Preserving red squirrels means hunting their grey cousins

A pistol-packing wildlife control officer has grey squirrels in his sights

Rusty, a wee, wiry, weatherbeaten man in his mid-fifties, is stalking carefully through a wooded estate near Dumfries. A clenched roll-up points the way, and GPS keeps him right. He is carrying two steel-cage traps and in his bag there’s a pistol. A former gamekeeper and – since boyhood – a keen outdoorsman, he pauses now and then, peering out from beneath his tweed cap to note with satisfaction the tracks of an otter, badger or deer. But mostly he keeps moving. Today, like every day, he only has one animal in his sights. “It’s a bloody damn pity they’ve got to be killed,” he says, “but that’s the way it is.” Rusty is a control officer for the Scottish Wildlife Trust. He has shot somewhere in the region of 2,000 grey squirrels.

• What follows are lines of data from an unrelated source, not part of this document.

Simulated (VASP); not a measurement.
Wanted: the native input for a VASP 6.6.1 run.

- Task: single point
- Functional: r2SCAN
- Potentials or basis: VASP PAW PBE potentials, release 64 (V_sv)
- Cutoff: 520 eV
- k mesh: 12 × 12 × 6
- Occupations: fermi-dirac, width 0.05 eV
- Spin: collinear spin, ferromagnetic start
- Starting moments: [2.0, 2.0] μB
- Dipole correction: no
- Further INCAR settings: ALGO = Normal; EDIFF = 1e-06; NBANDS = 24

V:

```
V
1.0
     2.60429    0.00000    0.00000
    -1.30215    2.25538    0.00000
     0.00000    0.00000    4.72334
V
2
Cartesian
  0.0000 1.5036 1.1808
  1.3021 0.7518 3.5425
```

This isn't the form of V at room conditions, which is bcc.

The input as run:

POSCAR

The war against greys has been fought in earnest for three years and will be fought for at least two more. The project Saving Scotland’s Red Squirrels – a partnership between the Scottish Wildlife Trust, Scottish Natural Heritage and others – was set up in 2009 and the culling of greys began in the spring of that year. Greys are being targeted in strategic areas, particularly Aberdeenshire, Tayside, the Borders, Argyll and Trossachs, to prevent them invading the strongholds of Scotland’s native red squirrels. More than 7,000 have been killed so far by control officers. It was announced last month that government funding would allow the culling to continue until at least 2014.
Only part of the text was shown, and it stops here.